Watching biathlon — athletes skiing the course at racing pace, then stopping at the shooting range, controlling their breath to 40–50 beats per minute, and firing at 50-metre targets the size of a coin — is a compelling sporting experience. The technical challenge is immediately legible to any spectator: the targets flash white when hit (a light behind the plate illuminates) and the rifle report is clear and audible at ringside.

Biathlon World Cup tickets are slightly easier to obtain than ski jump final tickets and provide excellent close-range views of athletes on the range. Worth considering if your Holmenkollen visit coincides with the festival week.

Holmenkollen as a viewpoint — practical photography tips

The tower viewing platform faces primarily south and south-east over Oslo. For photography:

Best light for the city view: Morning, when the sun is east of you and the city is illuminated. A clear morning in January with frost on the forest and the fjord silver-grey makes for exceptional images.
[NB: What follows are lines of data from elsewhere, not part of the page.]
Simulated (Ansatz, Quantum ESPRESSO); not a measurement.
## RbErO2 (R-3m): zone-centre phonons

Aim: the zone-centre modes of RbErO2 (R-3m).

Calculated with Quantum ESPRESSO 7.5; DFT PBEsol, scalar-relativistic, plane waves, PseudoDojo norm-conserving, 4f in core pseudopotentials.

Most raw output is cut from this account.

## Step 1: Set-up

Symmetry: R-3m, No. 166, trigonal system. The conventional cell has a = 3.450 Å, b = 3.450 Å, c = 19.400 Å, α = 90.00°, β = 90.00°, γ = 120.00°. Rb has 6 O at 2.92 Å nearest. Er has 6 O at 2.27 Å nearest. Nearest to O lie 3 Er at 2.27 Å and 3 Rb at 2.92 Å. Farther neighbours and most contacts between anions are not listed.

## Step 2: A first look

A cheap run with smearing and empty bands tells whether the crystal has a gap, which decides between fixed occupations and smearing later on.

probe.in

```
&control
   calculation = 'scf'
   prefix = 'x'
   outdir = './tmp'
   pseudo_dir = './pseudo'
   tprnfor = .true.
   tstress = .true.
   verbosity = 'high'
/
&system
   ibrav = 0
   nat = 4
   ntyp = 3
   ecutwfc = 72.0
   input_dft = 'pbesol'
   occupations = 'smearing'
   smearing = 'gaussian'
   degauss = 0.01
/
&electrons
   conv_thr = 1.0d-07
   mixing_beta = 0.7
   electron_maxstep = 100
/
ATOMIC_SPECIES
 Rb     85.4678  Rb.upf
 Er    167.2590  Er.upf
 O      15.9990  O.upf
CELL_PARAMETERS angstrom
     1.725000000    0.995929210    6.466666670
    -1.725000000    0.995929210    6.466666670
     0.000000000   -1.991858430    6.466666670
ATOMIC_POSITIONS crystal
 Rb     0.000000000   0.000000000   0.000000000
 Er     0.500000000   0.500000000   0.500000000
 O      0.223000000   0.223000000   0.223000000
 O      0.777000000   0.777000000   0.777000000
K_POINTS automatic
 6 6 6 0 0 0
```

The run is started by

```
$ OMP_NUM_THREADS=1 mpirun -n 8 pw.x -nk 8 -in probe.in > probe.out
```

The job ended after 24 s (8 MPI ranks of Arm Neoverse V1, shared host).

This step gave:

Best light for Nordmarka: Afternoon, when the low winter sun catches the treetops from the west. The forest turns from dark green-grey to amber-gold in the last hour before dusk (around 14:30 in January).

Best season for drama: Winter with fresh snow. The landing hill below the viewing platform becomes a white slope extending down to the arena. The contrast between the white structure, dark forest, and grey sky is stark and atmospheric.

Equipment: A standard zoom lens (24–105 mm equivalent) covers both the city view and the jump structure from the platform. If you have a long telephoto lens, the view from the lower arena level looking up at the jump tower is a strong alternative framing.

Combining Holmenkollen with Nordmarka

Holmenkollen station sits at the southern edge of Nordmarka — meaning a Holmenkollen visit naturally leads into cross-country skiing or hiking in the forest. The most common combination for winter visitors:

Morning: T-bane to Holmenkollen, museum and tower (1.5–2 hours). Lunch at Holmenkollen Skistua café (NOK 160–220 for a main, USD 17–24). Afternoon: ski or snowshoe into Nordmarka from the station — trails begin within 5 minutes of the exit. Return to Oslo by T-bane from Holmenkollen or continue to Frognerseteren (3 stops north) for a longer outing.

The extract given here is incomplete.